Harmony Biosciences Holdings, Inc. 2020 Incentive Award Plan, as amended by the First Amendment to the Plan, dated March 24, 2022

EX-10.3 2 hrmy-20221231xex10d3.htm EX-10.3

Exhibit 10.3

AMENDMENT TO THE

HARMONY BIOSCIENCES HOLDINGS, INC.

2020 INCENTIVE AWARD PLAN

 

THIS AMENDMENT (the “Amendment”) to the Harmony Biosciences Holdings, Inc. 2020 Incentive Award Plan (the “Plan”), is made and adopted by the Board of Directors (the “Board”) of Harmony Biosciences Holdings, Inc. (the “Company”), effective as of March 24, 2022 (the “Effective Date”). All capitalized terms used but not otherwise defined herein shall have the respective meanings ascribed to such terms in the Plan (as defined below).

RECITALS

WHEREAS, the Company maintains the Plan, as may be amended from time to time;

WHEREAS, pursuant to Section 10.4 of the Plan, the Board may amend the Plan at any time; and

WHEREAS, the Board believes it is in the best interests of the Company and its stockholders to, among other things, amend the Plan as set forth herein.

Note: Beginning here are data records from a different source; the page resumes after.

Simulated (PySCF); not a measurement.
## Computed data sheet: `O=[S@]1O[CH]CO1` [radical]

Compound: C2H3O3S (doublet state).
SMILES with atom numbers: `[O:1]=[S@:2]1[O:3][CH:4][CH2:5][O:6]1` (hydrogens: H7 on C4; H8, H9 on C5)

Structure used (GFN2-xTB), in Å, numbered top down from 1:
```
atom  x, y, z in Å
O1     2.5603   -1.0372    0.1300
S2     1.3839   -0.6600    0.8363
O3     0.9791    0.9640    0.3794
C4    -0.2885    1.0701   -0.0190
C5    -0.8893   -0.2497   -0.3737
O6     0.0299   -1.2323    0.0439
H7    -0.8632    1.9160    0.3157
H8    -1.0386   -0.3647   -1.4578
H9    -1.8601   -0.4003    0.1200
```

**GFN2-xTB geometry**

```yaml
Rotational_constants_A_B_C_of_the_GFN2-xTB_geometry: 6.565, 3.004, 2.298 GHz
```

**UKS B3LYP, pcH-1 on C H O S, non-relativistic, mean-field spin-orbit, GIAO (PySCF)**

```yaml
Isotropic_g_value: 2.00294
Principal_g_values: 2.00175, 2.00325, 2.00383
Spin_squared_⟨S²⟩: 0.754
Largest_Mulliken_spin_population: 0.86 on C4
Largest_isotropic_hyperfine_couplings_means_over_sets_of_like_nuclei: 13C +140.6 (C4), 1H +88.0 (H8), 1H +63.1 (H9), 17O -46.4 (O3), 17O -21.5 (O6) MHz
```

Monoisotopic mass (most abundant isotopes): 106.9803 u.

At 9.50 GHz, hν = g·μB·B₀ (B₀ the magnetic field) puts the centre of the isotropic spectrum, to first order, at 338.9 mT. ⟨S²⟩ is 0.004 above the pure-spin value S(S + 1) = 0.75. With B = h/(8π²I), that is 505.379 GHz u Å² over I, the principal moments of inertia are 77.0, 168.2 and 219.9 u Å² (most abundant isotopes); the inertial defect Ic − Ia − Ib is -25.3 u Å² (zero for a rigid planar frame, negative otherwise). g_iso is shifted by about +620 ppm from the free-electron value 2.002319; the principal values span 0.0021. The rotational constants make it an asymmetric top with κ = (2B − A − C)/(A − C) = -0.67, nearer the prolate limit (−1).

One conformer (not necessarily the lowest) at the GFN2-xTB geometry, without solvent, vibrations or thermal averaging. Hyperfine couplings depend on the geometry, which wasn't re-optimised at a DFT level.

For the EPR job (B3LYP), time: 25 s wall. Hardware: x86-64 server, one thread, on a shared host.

NOW THEREFORE, BE IT RESOLVED:  that the Plan is hereby amended as follows, effective as of the Effective Date:

AMENDMENT

1.

Section 4.5 of the Plan is hereby deleted and replaced in its entirety with the following:

“Notwithstanding any provision to the contrary in the Plan, the Administrator may establish compensation for non-employee Directors from time to time, subject to the limitations in the Plan. The sum of any cash compensation, or other compensation, and the value (determined as of the grant date in accordance with Financial Accounting Standards Board Accounting Standards Codification Topic 718, or any successor thereto) of Awards granted to a non-employee Director as compensation for services as a non-employee Director during any fiscal year of the Company may not exceed $750,000 increased to $1,000,000 in the fiscal year of a non-employee Director’s initial service as a non-employee Director (the “Director Limit”). The Administrator may make exceptions to this limit for individual non-employee Directors in extraordinary circumstances, as the Administrator may determine in its discretion.”

2.

This Amendment shall be and is hereby incorporated into and forms a part of the Plan.

3.  

Except as expressly provided herein, all terms and conditions of the Plan shall remain in full force and effect.